Tag Archives: veterans

On Obama’s absence from Arlington National Cemetery this Memorial Day

The latest partisan fight-fest seems to be over President Obama’s decision to spend the weekend in Chicago rather than visiting Arlington to lay the wreath at the Tomb of the Unknown Soldier.

From the Chicago Herald:

“According to a White House official, the Obamas will arrive Thursday and stay until Monday, when Obama will participate in a Memorial Day ceremony at Abraham Lincoln National Cemetery in Elwood. The veterans’ cemetery is about 50 miles south of Chicago.”

As the wife of a soldier who deployed to Iraq and Afghanistan – and who performed hundreds of funeral details at Arlington when he was a soldier in the Old Guard – I’m having difficulty sympathizing with those citing this decision as yet another example of Obama’s supposed lack of patriotism / lack of respect for the troops.
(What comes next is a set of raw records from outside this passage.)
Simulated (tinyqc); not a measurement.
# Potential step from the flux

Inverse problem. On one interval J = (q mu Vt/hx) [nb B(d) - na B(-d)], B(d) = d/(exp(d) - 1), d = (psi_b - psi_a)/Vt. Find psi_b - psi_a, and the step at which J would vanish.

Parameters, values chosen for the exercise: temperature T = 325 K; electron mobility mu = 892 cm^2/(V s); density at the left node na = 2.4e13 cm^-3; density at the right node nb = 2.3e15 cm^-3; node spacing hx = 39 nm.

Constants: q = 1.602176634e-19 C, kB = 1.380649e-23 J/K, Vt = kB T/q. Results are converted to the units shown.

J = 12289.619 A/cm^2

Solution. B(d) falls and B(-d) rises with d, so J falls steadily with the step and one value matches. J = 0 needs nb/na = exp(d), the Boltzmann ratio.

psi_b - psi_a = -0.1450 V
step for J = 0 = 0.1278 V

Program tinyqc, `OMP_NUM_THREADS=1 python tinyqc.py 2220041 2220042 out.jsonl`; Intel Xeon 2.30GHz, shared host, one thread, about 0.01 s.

Veterans are buried in special sections of cemeteries across the country. The dead veterans whose Arlington plots are marked by uniform tombstones are no more special than those buried in the same uniform tombstones in the cemetery in Chicago. Or the cemetery in your town. They all joined the service, they all did what they were called to do, and they’re all dead, now.

Arlington is symbolic, yes. But what’s more important – Obama visiting a symbol, a cemetery he’s expected to visit because everyone else has, or Obama visiting a cemetery where veterans are buried?

Does it matter how big or how small the cemetery is? Does it matter what the cemetery is called?

I think it does matter how big the cemetery is, and I think the smaller, the better. As someone who was in favor of Obama’s election, I wanted to make sure I was being objective, so I thought, “What if this weren’t Memorial Day, but instead a special holiday marking the Suffrage Movement? What if we had a female president, and there were a famous, hugely symbolic monument to those who rallied – and even experienced torture – as part of the Suffrage Movement, and she didn’t visit? What if, instead, she visited some small factory in some no-name town where a unit of women, largely forgotten because their names aren’t on the big monument, had also shown their support of the movement?”

I decided I would rather she visit the small factory in the no-name town. Those women in that no-name town would have done just as much for their movement as the others, but their names would have been forgotten, their activism unrecognized.

This is how I feel about Obama’s visit to the cemetery in Chicago. Not only does it show support for the dedicated soldiers of his hometown, but it’s somehow more sincere than making the expected trip to the expected cemetery to satisfy other people’s expectations.

If I had a family member buried in a veteran’s section of a cemetery somewhere other than Arlington, I might – after scores of presidential visits to that one, symbolic, cemetery – start to feel like none of the “little guys” who weren’t buried at Arlington matter.

The dead at Arlington are hardly forgotten – unlike the poor suckers buried across the street from where I live in their veteran plots no one visits, where no one sells their Vietnam paintings, where no statues or sculptures mark their sacrifice.